U.S. soldiers patrol oil fields in northeast Syria on Feb. 13, 2021.
Controversial U.S. airstrikes against Iranian-linked targets in Syria will not help Washington facilitate peace talks with Damascus and will instead increase domestic pressure to restrain and even end U.S. operations in the war-torn country. The administration of U.S. President Joe Biden made no pledge to withdraw from Syria on the campaign trail. But the new White House’s apparent lack of a viable exit strategy, however, will likely reinforce existing anti-intervention sentiment in the United States, which re-surfaced for the first time under Biden after the U.S. military bombed Iranian-backed Iraqi militias on the Iraqi-Syrian border at Abukamal on Feb. 26. Unlike his predecessor, Biden’s mission in Syria no longer appears set on a sudden withdrawal of U.S. troops. But despite U.S. Secretary of State Anthony Blinken and other high-ranking officials suggesting that the White House might become more involved in diplomacy to try to end the Syrian civil war, the Biden administration has yet to introduce a clear policy that would create conditions for a sustained U.S. withdrawal by reinvigorating the negotiation process between the Syrian rebels and Damascus. This, combined with the fact that the Biden administration has not assigned a special envoy for Syria, signals that the country will remain on the back burner of Washington’s Middle Eastern policies.
- The administration of former U.S. President Donald Trump attempted sudden withdrawal of troops from Syria in December 2018, and again in October 2019. But each time, widespread public and political backlash prompted the White House to keep U.S. forces in the county for fear of creating a power vacuum that would enable the Islamic State to resurge, while strengthening the positions of Russia, the Syrian government and Turkey against the U.S.-supported Syrian Democratic Forces (SDF).

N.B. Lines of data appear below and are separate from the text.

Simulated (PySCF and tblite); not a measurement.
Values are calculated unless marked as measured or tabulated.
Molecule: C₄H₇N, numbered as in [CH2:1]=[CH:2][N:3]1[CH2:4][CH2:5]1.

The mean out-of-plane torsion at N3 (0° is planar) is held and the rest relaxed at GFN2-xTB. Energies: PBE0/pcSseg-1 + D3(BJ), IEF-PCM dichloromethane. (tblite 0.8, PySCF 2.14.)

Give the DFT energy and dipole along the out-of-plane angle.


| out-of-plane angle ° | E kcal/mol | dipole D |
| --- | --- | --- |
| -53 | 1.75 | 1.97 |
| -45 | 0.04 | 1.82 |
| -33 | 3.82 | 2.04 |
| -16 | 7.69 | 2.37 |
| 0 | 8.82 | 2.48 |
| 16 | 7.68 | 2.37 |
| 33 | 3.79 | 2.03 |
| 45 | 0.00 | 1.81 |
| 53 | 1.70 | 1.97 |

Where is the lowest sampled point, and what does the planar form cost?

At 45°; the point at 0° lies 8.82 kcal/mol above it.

The United States will struggle to find an exit strategy from Syria through negotiation as the divided rebel factions and President Bashar Assad’s government remain locked in a military confrontation. The White House’s strategy in Syria is still focused on an unlikely path of negotiation and national reconciliation aimed at preventing an Islamic State resurgence, while also securing the human and political rights of U.S. allies like the SDF. The Assad regime, however, has shown no interest in holding ongoing negotiations with rebel factions, including the SDF, that would dilute its heavily centralized power.
- In 2019, the Trump administration imposed sanctions under the new U.S. Caesar Syria Civilian Protection Act, targeting those who committed alleged war crimes by supporting the Syrian government’s military efforts. Biden could offer to lift these sanctions if Damascus engages in meaningful negotiations with the opposition.
- The Assad government has a long history of making and breaking temporary deals with rebel factions as it pursues a restoration of its control over the country. While Damascus has been willing to sign deals that disarm rebels or allow them to withdraw from other parts of the country to fight later, it has steadfastly refused to share power. This raises the risk that the Syrian government may again carry out widespread human rights abuses against factions like the SDF if the group disarmed without a viable political agreement to protect their interests.
- Other rebel groups, like al Qaeda offshoot Hayat Tahrir al-Sham, in Idlib province, have also refused to negotiate with the Assad government, preferring armed conflict as the solution to the civil war. The Syrian rebel movement is splintered between hardline Salafist rebels, Turkish-backed proxies and the SDF, further undermining the negotiation process.
Without a negotiated exit or a new national security imperative, the U.S. mission in Syria will stagnate, fueling calls for either a drawdown or full withdrawal of U.S. troops from American lawmakers and voters interested in ending their country’s long-running wars in the Middle East. The Feb. 26 airstrikes in Syria have since renewed congressional pressure to revisit the 2002 Authorization for the Use of Military Force, the post-9/11 law that gives the executive far-reaching counterterrorism war powers. Biden has said he was open to discussing revising the law, suggesting that the White House is not only open to reshaping its own war-making powers but is sensitive to the anti-intervention sentiment in the United States. Moreover, without a direct national security threat like Islamic State or a viable negotiation path between the Syrian government and the rebels, concern about being dragged into the civil war may eventually outweigh worry about creating new power vacuums with a U.S. withdrawal.
- Russia and the Syrian government have harassed U.S. forces in northeast Syria, where the zones of control are complex and often unclear, in an attempt to constrain the movement of U.S. troops and convince the United States that its position in Syria risks clashes with Moscow and Damascus that could draw Washington into another unpopular war.